Actually, in this interactive age, they should throw the naming of the Gladiators open to the public. How about one called Bastard?
Or Perineum? Any other suggestions? Send them to charlie. brooker @guardian. co.uk and we’ll make it a contest.

The names pour in
[24 May 2008]

Good on you, reader. Last week, while musing on the preposterous monikers chosen for the
Gladiators
, I invited you to send in suggestions of your own. I expected nine or 10 entries. I got hundreds – many of which I’m reproducing here.

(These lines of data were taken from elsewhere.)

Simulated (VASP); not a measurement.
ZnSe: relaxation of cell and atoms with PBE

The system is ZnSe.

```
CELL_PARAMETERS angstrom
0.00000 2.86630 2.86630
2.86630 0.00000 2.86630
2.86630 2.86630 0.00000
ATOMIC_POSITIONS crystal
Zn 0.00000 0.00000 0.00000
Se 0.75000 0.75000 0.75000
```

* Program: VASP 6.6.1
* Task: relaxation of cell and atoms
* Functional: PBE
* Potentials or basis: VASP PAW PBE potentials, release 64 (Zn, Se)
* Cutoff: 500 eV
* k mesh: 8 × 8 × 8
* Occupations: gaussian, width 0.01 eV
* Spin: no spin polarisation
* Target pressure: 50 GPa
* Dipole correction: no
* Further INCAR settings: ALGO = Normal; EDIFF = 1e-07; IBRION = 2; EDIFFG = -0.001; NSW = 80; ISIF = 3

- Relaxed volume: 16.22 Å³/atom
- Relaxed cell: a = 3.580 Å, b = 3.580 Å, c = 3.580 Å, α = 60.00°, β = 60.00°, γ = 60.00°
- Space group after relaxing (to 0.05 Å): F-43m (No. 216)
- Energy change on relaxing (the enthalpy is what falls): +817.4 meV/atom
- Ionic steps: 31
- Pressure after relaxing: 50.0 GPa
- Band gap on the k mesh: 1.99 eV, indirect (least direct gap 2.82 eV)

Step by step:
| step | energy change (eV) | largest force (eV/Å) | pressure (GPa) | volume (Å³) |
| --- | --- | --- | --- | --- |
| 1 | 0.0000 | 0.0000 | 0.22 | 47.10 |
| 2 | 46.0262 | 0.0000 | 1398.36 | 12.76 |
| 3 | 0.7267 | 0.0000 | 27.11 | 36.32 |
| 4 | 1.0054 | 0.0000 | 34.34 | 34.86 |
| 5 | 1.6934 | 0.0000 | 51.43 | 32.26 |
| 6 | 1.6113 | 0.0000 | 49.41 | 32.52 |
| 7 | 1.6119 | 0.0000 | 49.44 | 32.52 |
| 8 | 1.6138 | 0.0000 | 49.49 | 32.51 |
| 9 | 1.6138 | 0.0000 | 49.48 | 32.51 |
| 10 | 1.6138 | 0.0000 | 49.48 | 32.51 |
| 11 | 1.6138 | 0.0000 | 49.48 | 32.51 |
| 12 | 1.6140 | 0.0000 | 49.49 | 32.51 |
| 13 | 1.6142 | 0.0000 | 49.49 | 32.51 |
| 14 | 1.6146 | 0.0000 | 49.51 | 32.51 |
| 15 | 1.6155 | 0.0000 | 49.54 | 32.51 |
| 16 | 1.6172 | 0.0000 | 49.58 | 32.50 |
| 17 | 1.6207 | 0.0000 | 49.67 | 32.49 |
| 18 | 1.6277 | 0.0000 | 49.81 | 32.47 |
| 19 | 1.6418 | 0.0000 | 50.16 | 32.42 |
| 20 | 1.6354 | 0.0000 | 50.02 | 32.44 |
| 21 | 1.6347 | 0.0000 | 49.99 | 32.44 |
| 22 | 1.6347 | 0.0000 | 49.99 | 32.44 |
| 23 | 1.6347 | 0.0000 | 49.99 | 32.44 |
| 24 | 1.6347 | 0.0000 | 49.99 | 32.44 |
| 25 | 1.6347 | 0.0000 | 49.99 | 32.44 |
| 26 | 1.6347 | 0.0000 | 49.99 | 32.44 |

Just to recap: the following are all proposed names for new Gladiators, should Sky One’s pointless revival of the long-unmissed ITV series bother returning for a second series. To draw full value from each name, you have to imagine an excitable commentator bandying it about during an intense Gladiator-vs-pleb battle. In your mind’s ear, hear him saying something like ‘Roy’s running for the finish … but oh! [GLADIATOR NAME] is determined to shut him down! A nasty blow from [GLADIATOR NAME] there! And so on.

Without further ado, here are your suggestions. Contestant ready? Gladiator ready? Good. Here we go.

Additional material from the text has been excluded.